Saint-Rafael Gains Sovereignty from Dominican Republic
Until 1929, the Dominican Republic (DR) still laid claim to Saint-Rafaël. A treaty signed that year and revised in 1936 sought to reclaim Saint-Rafaël as the domain of its majority population. The revision indicated that residents, who comprised the dominant part of the population in a region, be granted sovereignty. As a result, the DR had to cede considerable land acreage.

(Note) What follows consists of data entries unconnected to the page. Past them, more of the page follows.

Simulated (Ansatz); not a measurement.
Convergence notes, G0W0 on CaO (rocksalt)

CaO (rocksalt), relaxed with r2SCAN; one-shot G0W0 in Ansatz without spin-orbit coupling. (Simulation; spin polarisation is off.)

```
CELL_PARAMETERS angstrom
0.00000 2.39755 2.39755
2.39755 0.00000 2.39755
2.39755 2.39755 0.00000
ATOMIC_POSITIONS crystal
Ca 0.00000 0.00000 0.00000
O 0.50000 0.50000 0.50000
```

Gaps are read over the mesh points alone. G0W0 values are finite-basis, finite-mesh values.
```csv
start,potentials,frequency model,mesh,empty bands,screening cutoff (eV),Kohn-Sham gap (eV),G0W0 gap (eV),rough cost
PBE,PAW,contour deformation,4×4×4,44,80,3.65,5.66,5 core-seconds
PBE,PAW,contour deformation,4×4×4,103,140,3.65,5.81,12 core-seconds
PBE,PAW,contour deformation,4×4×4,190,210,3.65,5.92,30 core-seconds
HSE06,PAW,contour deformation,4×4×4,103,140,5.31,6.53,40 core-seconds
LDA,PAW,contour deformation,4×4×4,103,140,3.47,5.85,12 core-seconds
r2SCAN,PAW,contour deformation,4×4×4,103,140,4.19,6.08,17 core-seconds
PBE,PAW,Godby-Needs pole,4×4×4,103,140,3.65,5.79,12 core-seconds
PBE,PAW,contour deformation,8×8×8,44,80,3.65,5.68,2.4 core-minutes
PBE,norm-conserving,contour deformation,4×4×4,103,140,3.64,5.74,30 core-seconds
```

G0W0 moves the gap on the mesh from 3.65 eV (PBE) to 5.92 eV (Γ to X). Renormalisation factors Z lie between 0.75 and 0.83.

Agriculture is a mainstay in Saint-Rafaël. Of particular note is the method farmers use to create one of the ingredients used in Grand Marnier and Cointreau liqueurs. Farm workers pick unripe oranges, cut them open, and discard the pulp, saving the rind. They then sun-dry the rind for export to France. Distillery workers in France steep the rinds, distill the juice, and add it to recipes to create the liqueurs.
Saint-Rafaël is a city of caves, and tourist guides often take visitors spelunking. The town life of Saint-Rafaël's residents has inspired artists' renderings of it, many of their paintings shown in Cap Haitien art schools.
Needless to say, Saint-Rafaël is a Christian community, with its share of Voodoo practitioners.
Although Saint-Rafaël has no airport, plans to upgrade its National Highway No. 3 to connect it to Port-au-Prince and its airport, Port-au-Prince International, are in the works.